Shelley’s aim when starting Papillon was to pay her employees $300 per month, which is roughly enough to cover food and shelter and send two children to school. It’s not much, but it’s significant in a country where people live on as little as $200 a year. There are few public schools, and it costs upward of $130 a year
to educate a child. As a result, one-third of girls
above the age of six don’t go to school. For the employees of Papillon, these jobs are more than just a paycheck — they are about education and hope and the belief that things will get better for the next generation.
Female entrepreneurs like Shelley are crucial to the economic development of Haiti. But women who own businesses are not important only in the world’s poorest nations. Research has found that mobilizing the female workforce would have a drastic impact on the world's economy. Citing data from the Organisation for Economic Co-operation and Development, Hillary Clinton wrote in a 2014 op-ed
in The Economist
that closing the gap in workforce participation between men and women would increase the global GDP by nearly 12% by 2030.
Unfortunately, only 55% of women worldwide are part of the labor force, compared to 82% of men, according to highlights from the 2015 No Ceilings Initiative Full Participation report
that was released this spring by the Clinton Foundation in conjunction with the Bill & Melinda Gates Foundation.

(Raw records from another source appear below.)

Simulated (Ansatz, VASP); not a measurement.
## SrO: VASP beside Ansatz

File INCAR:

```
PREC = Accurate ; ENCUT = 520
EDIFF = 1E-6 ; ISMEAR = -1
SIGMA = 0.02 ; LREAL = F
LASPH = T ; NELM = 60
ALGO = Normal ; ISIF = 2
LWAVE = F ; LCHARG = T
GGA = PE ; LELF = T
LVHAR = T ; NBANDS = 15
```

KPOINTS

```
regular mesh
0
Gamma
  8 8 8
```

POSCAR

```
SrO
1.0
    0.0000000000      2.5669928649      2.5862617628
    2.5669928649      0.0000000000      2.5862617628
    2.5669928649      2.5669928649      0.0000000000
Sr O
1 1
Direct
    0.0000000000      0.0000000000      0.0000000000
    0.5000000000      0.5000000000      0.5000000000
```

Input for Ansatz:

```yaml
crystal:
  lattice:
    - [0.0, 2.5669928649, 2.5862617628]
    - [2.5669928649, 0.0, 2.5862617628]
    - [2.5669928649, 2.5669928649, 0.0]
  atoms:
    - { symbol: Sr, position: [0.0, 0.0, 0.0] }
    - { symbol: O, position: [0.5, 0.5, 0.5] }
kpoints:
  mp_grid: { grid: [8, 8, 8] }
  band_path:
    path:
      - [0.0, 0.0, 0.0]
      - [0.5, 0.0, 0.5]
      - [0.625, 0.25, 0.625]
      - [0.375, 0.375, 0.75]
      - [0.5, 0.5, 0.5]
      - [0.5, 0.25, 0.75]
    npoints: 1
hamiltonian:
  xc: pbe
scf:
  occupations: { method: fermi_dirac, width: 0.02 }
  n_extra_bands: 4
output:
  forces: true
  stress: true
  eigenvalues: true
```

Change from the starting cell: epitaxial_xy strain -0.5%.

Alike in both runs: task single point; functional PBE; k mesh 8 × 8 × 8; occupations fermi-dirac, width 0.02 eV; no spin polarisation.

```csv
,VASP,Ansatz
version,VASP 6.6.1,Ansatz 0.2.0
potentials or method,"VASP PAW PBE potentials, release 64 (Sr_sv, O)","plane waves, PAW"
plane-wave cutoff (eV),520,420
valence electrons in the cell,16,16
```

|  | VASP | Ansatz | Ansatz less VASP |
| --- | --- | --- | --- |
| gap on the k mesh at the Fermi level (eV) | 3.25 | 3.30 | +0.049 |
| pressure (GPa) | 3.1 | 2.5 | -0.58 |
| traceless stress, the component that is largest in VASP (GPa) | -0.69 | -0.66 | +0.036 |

In countries like Haiti, where poverty is widespread, giving women the tools and the opportunities for advancement doesn’t just help individuals but also whole communities. “Women tend to invest more of their earnings than men do in their family’s well-being — as much as 10 times more,” Melinda Gates wrote in an article for Science
in September 2014. She goes on to note that “women’s control over resources is associated with better outcomes in family planning; maternal, newborn, and child health; nutrition; and agricultural development.”